The Pincer Strategy: Why Two Value Props Outmuscle One
- Cormac Repman

- 9 hours ago
- 3 min read
The Pincer Strategy: Why Two Value Props Outmuscle One
I watched this play out in real time last week. We were pitching a partner engagement model to a prospect, and I initially thought our strongest angle was the financial upside: if they brought us new customers, they'd earn equity in the overall business. That was the sponsorship pitch. But when we added a second layer, something shifted. We showed them how much they could discount their own offering to their customers by bundling our service, recovering that value through the bounty structure. Suddenly, the proposal felt bulletproof.
The prospect moved from skeptical to sold.
Here's what I learned: enterprise buying committees don't decide on one reason. They need multiple justifications so different stakeholders can all point to a different benefit. The CFO needs to see the ROI on the discount recovery. The VP of Sales needs to see the upside potential. The product leader needs to see the customer value-add. When you give them only one prop, you give them only one person in the room who can advocate for you.
Let me put this in concrete numbers. We were testing a new partner model with a marketing slick that positioned two things simultaneously. First, the headline value: partners would earn an average bounty of $1,478 per qualified customer they referred to us, plus a $2,000 retainer for onboarding. That's the sponsorship angle. It sounds good, but it's not a complete picture.
Then we added the discount layer. Partners could use our service to solve customer problems at a 50% discount to list price. This lets them bundle our offering into their own pitch without margin compression. Now they have two stories to tell their board: (1) we earn bounties from one revenue stream, and (2) we can afford to include premium features in our own offer because of the discount economics. These stories reinforce each other.
The test proved it worked. We brought one competitor that year who was selling a similar service. They led with customer ROI alone. Their close rate was single digit. We led with the combination and saw teams move through their internal approvals in half the time. The difference wasn't the quality of the product. It was the number of people who had a reason to say yes.
This dynamic shows up everywhere in enterprise sales. I saw it with a manufacturing client this month. They were hesitant about investing in our coaching features because the upfront cost felt high. But when we showed that the features would shorten their sales cycle enough to recover 40% of the cost in three months, and separately showed that they could use those improved metrics to justify higher fees to their own clients, both their CFO and their sales leader stopped raising objections. One prop addressed the cost concern. The other addressed the strategic concern. Together, they were compounding.

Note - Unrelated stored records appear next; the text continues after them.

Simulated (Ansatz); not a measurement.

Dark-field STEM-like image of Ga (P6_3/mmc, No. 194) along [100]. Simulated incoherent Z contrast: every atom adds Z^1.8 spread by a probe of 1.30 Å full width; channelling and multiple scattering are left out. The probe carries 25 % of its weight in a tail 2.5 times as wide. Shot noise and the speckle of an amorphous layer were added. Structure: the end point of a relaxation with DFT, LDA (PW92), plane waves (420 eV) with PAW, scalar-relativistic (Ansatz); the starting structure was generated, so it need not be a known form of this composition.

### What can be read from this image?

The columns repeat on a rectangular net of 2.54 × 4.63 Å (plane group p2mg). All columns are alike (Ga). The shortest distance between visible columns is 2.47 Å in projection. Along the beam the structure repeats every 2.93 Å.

The practical lesson is this: stop building your pitch around the strongest single reason someone should buy. Instead, map the buying committee and give each power player a different reason to win internally. The sponsorship structure answers the question "why is this good for us?" The discount economics answer "why can we afford this?" The product capability answers "why will this work?" Each angle is true, but each one converts a different stakeholder.
When you design your offer, design for the committee, not the individual. The person who greenlit the deal later told me they had to satisfy four different questions from four different people. We handed them four different answers. That's not luck. That's a pincer strategy: coming at the problem from two directions at once, so there's no clean avenue of escape into "no."